Tata Motors (NYSE:TTM) is arguably one of the best-known Indian companies, due in no small part to the fact that it is was among the first Indian companies to list on a U.S. exchange. What's more, analysts and investors have long been excited by the potential of selling cars and trucks to such a large and growing economy.

While that all sounds good, the year-to-year reality has been more challenging. Due in part to poor designs, questionable customer experiences, and inefficient infrastructure, Tata has had considerable challenges in its domestic passenger vehicle business, while the commercial vehicle business has struggled in the face of tougher economic conditions. That leaves the company even more dependent upon Jaguar Land Rover – a growing luxury brand with good exposure to China as well as recovering markets in North America and Europe. Many of the metrics for Tata Motors suggest undervaluation, but a long-term cash flow analysis suggests that investors may still be expecting more than this company can deliver for the long term.

JLR Driving the Business
Virtually from the moment Tata bought Jaguar and Land Rover from Ford (NYSE:F) in 2008, creating Jaguar Land Rover Automotive PLC (JLC), this unit has been a significant part of the company's overall business. That has become only more true given JLR's success and the struggles of Tata's domestic vehicles business. As of the fiscal first quarter (the June quarter of 2013), JLR made up about 80% of the company's sales and about 98% of the company's EBITDA.

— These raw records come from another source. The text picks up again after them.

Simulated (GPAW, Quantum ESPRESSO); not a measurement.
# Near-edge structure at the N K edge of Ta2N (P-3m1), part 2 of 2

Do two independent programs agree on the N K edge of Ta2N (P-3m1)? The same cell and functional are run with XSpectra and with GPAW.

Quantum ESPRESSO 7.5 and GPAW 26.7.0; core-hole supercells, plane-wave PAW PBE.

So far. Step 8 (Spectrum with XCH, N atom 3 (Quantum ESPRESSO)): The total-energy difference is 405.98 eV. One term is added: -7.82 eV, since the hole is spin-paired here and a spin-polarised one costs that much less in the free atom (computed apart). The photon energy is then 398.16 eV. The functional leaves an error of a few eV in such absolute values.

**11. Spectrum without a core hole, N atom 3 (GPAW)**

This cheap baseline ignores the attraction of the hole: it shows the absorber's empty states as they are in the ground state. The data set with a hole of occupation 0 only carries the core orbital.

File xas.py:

The good news is that JLR only appears to be getting stronger. Not only is JLR gaining share in China against rivals like BMW (Nasdaq: BAMXY), Audi (part of the Volkswagen (Nasdaq: VLKAY) conglomerate), and Mercedes (owned by Daimler (Nasdaq: DDAIY), but the brands are doing well in North America and Europe as well despite the ongoing economic challenges there. Better still, a drive to consolidate platforms and improve parts-sharing could improve margins into the high teens.

Can the Company Execute a Domestic Turnaround?
While Tata Motors once had an exciting domestic business, the company made some familiar mistakes, including over-expanding its operations and losing touch with customer preferences.

The company's commercial vehicle business remains pretty healthy with nearly 45% share of  the light vehicle market (almost double the share of Mahindra & Mahindra) and more than 60% of the medium and heavy vehicle market (well ahead of Ashok Leyland and Eicher). Tata has partnered with Cummins (NYSE:CMI) across many of its platforms and though the commercial vehicle market in India has been hit by declines in mining and construction, the long-term outlook is still healthy.

In contrast, the passenger vehicle business is in bad shape. The company's share has been weak for a while, but has fallen from about 15% in fiscal 2012 to around 6% in fiscal 2013 as rivals like Maruti and Hyundai have shot past Tata. Management is saying the right things about streamlining the supply chain, improving manufacturing, and targeting better quality and a better consumer experience. Even so, Tata has a pretty steep uphill climb to get this business to a point where it is once again a positive contributor to performance.

The Bottom Line
JLR is providing all of the growth right now, as sales were up 13% in the latest quarter and offset the 14% revenue decline in the domestic business. With JLR gaining share and just starting the process of driving even better margins through platform/parts rationalization, you could argue that simply stabilizing the domestic business would be a big improvement for Tata Motors.

My only real problem with Tata at present is that the price today seems to predict some significant improvements. Even if Tata Motors can grow revenue at a long-term rate of 10% and produce free cash flow margins in the mid-single digits (which would be very good for an auto/heavy vehicle manufacturer), it's hard to argue that the shares are worth much more than $22 today. Although the sell-side disagrees, and Tata Motors could be a good play for investors wanting to position themselves for an emerging market rebound, I think the market is already assuming quite a lot of global success for JLR, not to mention an improbable degree of recovery in the domestic vehicle business.
Disclosure: As of this writing, the author has no financial positions in any companies mentioned.